Telenor’s legal notice through the eyes of int’l investment law

Daily Star | 31 December 2019

Telenor’s legal notice through the eyes of int’l investment law

by Sanjana Hoque Mifta

Recently, Telenor, the principal investor of Bangladesh’s leading mobile phone operator Grameen Phone, has served a legal notice to the President of Bangladesh seeking arbitration regarding the dues of Tk 125.79 billion of Bangladesh Telecommunication Regulatory Commission (BTRC) to Grameenphone. The service of notice by a foreign company to the head of a sovereign state stimulates a debate regarding the legality of the notice.

The legal basis of the notice served by Telenor to Bangladesh is Bangladesh-Singapore Bilateral Investment Treaty (BIT) signed between the countries in 2004 for the promotion and protection of investments. BITs are treaties between two countries that protect the foreign investment made by the investors of both the countries.

Bangladesh and Norway do not have any BIT. Telenor is a Norwegian Company which has a subsidiary company in Singapore, named Telenor Asia which is the primary investor of Grameen Phone. Thus Telenor brings the claim under Bangladesh-Singapore BIT. Both Bangladesh and Singapore are members of the ICSID (International Centre for Settlement of Investment Disputes), which is an international arbitration institution established in 1966 for legal dispute resolution and conciliation between international investors.

The statement of Telenor is that the process of the realisation of the claimed amount by the Bangladesh government without following due process amounts to unlawful expropriation, which is a breach of the said BIT under Article 5. Now under Article 7.1 of the BIT, any dispute between the investor and the State shall be settled through negotiation initiated by one party after giving written notice to the other party. The legal action against any State is to be initiated against the Head of the State, i.e. the President. Thus serving the legal notice to the President is a part of the legal proceeding.

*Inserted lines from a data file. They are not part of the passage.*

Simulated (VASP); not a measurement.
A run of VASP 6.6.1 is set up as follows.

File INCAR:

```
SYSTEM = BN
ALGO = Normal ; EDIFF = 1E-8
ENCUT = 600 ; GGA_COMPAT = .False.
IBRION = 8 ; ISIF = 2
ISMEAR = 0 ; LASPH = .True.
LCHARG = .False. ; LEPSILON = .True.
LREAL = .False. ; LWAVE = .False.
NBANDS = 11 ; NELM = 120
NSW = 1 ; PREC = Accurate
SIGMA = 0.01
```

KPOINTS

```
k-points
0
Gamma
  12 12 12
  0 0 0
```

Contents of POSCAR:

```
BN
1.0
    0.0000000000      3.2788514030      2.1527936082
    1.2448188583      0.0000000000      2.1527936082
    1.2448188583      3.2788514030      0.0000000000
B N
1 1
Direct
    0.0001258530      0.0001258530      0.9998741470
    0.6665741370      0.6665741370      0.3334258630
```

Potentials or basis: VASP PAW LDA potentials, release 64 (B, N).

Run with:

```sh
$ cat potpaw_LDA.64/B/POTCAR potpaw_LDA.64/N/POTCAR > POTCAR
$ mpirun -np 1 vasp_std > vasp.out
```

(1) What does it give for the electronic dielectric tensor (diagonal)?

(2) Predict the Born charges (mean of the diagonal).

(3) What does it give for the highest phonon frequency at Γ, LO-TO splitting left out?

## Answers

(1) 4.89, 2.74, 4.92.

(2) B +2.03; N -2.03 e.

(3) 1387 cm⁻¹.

If the dispute cannot be resolved through negotiation within six months from the date of the service of the notice, under Article 7.2, the investor can initiate arbitration proceeding in the forum of ICSID. Under Article 7.3 of the BIT, both parties give their consent to the jurisdiction of ICSID, and any arbitral award shall be final and binding upon the parties to the dispute. Like the said BIT, the majority of ICSID clauses in modern BITs express consent on the part of the two Contracting States to submit to ICSID’s jurisdiction, for the benefit of nationals of the other State party to the treaty. An investor may accept an offer of consent of the State contained in a BIT by instituting ICSID proceedings.

It is to be noted that some BITs have the clause of the exhaustion of local remedies or fork-in-the-road clause (i.e., electing one procedure is forfeiting the other procedure). But Bangladesh-Singapore BIT does not have any such requirement for the exhaustion of local remedy or fork-in-the-road clause. Thus the ongoing case between BTRC and GP is not in any way related to the mechanism of the settlement of investment dispute sought by Telenor. If the parties fail to resolve the dispute within six months, nothing prevents Telenor to drag Bangladesh to the ICSID forum as it has given its consent to the jurisdiction of ICSID and according to the ISDS (investor-state dispute settlement) mechanism, the consent becomes perfect the moment the investor files a written notice of arbitration.

According to Articles 53 and 54.1 of the ICSID Convention, ICSID awards have to be recognised as binding, and their monetary content (namely compensation and damages) has to be enforced in a manner equivalent to a last-instance decision of its own State courts by all (currently 163) parties to ICSID Convention.

Bangladesh has the precedent of the case Saipem v Bangladesh (2004), where ICSID holds the country responsible for expropriation based on the illegal interference by its judiciary in the arbitration proceeding. The amount of compensation was 6 million USD. On the other hand, in another arbitration dispute, Chevron v Bangladesh, ICSID turned down the US oil giant Chevron’s age-old claim of around $240 million from Petrobangla.

In the given scenario, the settlement of this case is possible through negotiations between the parties or the ICSID tribunal. Now the wise move of Bangladesh would be to resolve the dispute through the negotiation between the parties as per the requirement of the said BIT.